How about this? "If you want the future to look different from how things are now, *you're* responsible for making it that way."


I wish someone had told me to stick up for what I believed in. It's easy to let yourself get swayed (by friends, peers, adults, etc) at that age and a strong kid should believe in herself.


If you can think of a poetic way to say "For the love of Pete, enjoy being a kid"... I could have used that.


I did a page in one of these for a friend's daughter who was turning 16...ten is so young to deal with women's wisdom though she can read it down the road.

I actually think your underwear talking point is appropriate for every age leval and I think this nugget of wisdom will stand the test of time.

The one I have said over and over to my kids is that if someone is mean or says hateful things to or about you, it is all about them...they have the problem. I'm hoping it sinks in as I didn't get this until I was thirty.


if she hasn't noticed eye-rolling at her expense up to this point, she will soon. Perhaps something about success being about being brave enough to transcend the average? I didn't need much bravery at that age, but by the time I graduated high school, being different and doing more meant doing it on purpose. It won't necessarily always be the easy choice.

Good for her for being so independent though... perhaps the "ease up on yourself" advice might be more appropriate, though perhaps that goes against my other response?

Yeah, I'm not good at this either...


"Don't forget to enjoy the ride."

I know that seems like sort of a ridiculous thing to tell a ten-year-old, and maybe this ten-year-old doesn't need it, but it might have changed my life to hear that a little more often.


Plastics.


I wish someone had warned me how horrendous puberty would be - but that, like all things, it too would pass. Is that appropriate for a 10-year-old? I'm not sure.


I'm with K--as I read your post, I immediately thought, "I would tell Miss M. that puberty sucks, but life on the other side will be great!"


Be nice to your siblings now (if she has them). Someday they may be all the family you have left.

Don't hold grudges - life's too short to spend pissed off.

Nobody's life is perfect. Better to have your own troubles than someone else's.


Since in a few years (or less), she'll be dumbing down for boys, I'd include some message like "it's never dumb to be smart."

I like your two pieces of advice, though. Applicable in many situations!


Tell her to love abundantly--herself, her family, her friends, her stuffed animals, life, broccoli, the way the leaves turn yellow on the ginkgo trees, the sound of water on the shore, the Jonas Brothers (yes, even the poor, benighted Jonas brothers), freedom, the joy of the written word, the way a rabbit licks it's front paws and ears, the smell of incense in church, the sound of squirrels on the roof in the morning...love, love, love...

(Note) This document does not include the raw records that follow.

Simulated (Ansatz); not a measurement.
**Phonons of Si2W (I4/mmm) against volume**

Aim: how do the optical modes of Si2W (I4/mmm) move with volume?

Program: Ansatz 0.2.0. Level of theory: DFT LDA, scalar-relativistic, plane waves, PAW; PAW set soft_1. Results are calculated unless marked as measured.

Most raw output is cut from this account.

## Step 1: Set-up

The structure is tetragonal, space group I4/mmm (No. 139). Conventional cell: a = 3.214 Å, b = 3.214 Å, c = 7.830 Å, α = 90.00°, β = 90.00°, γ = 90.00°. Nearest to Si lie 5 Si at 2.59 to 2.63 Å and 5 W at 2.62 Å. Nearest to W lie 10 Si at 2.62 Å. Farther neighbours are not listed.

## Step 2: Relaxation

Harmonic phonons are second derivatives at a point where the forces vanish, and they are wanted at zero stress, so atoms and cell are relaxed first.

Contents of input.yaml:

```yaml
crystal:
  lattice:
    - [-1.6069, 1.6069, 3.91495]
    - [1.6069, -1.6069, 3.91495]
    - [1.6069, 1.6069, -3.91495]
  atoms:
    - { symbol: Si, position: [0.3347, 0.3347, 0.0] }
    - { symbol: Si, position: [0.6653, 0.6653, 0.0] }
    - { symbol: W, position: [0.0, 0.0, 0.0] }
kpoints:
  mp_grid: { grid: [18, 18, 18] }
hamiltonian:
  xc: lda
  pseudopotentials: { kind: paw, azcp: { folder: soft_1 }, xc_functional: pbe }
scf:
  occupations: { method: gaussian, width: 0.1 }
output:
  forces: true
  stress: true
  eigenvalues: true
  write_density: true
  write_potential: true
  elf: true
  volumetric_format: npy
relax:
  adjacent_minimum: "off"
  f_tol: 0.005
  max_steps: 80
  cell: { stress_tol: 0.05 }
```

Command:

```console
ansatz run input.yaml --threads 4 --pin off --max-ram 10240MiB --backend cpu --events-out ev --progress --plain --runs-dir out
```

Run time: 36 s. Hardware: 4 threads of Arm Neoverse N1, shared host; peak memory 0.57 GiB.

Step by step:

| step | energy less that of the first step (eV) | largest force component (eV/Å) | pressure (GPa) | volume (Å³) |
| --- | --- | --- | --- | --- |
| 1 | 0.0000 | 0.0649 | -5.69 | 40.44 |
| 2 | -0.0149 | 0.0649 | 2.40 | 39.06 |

Tell her that no matter what she might hear, high school is not "the best years of your life." I don't know where I picked that up, but it made me fairly miserable.


Ooh, so many!

Love your body like it's your best friend. Remember that you are the only person (besides your mom, for a while) who gets to decide what happens where your body is concerned. Period.

Puberty, periods, crushes and love are all a big roller coaster. The low points will always swing back up if you wait long enough.

Trust your instincts.

Learn as much as you can about food and finances before you leave the house.

Someday, leave the house.

And lastly, sometime before you turn eleven, sit down and write a note to yourself with advice for when you have a ten year old. Have your mom file it away for you somewhere, so when you create this book for your own kid, you can give them advice from ten-year-old you.


If anything, or anyone makes your stomach feel "ucky", believe your stomach and leave.


Oh, you know what? I am constantly complaining about what a crappy job my parents did raising me, but one of the things they did right is exactly what a number of people here have suggested: they warned me that puberty would suck but also promised me that it would end and really be over someday. You know, I have to say, it really did help, and that knowledge that things don't last forever has carried over to other stuff.

I don't think they told me when I was ten. I think they waited 'til I was 11 or 12. But I had older siblings, so what my parents were really doing when warning me and promising that it wouldn't last was contextualizing my observations.

Either way, it was good, and I remain grateful.


I wish someone would have told me that your real friends are the ones who truly want to see you succeed. And so you shouldn't waste your time with all the rest.


Thank you all so, so much for your ideas. This is why I love the hive mind!


I'd tell her to steer clear of bubble gum pop, read banned books, and always, always be smarter than the boys.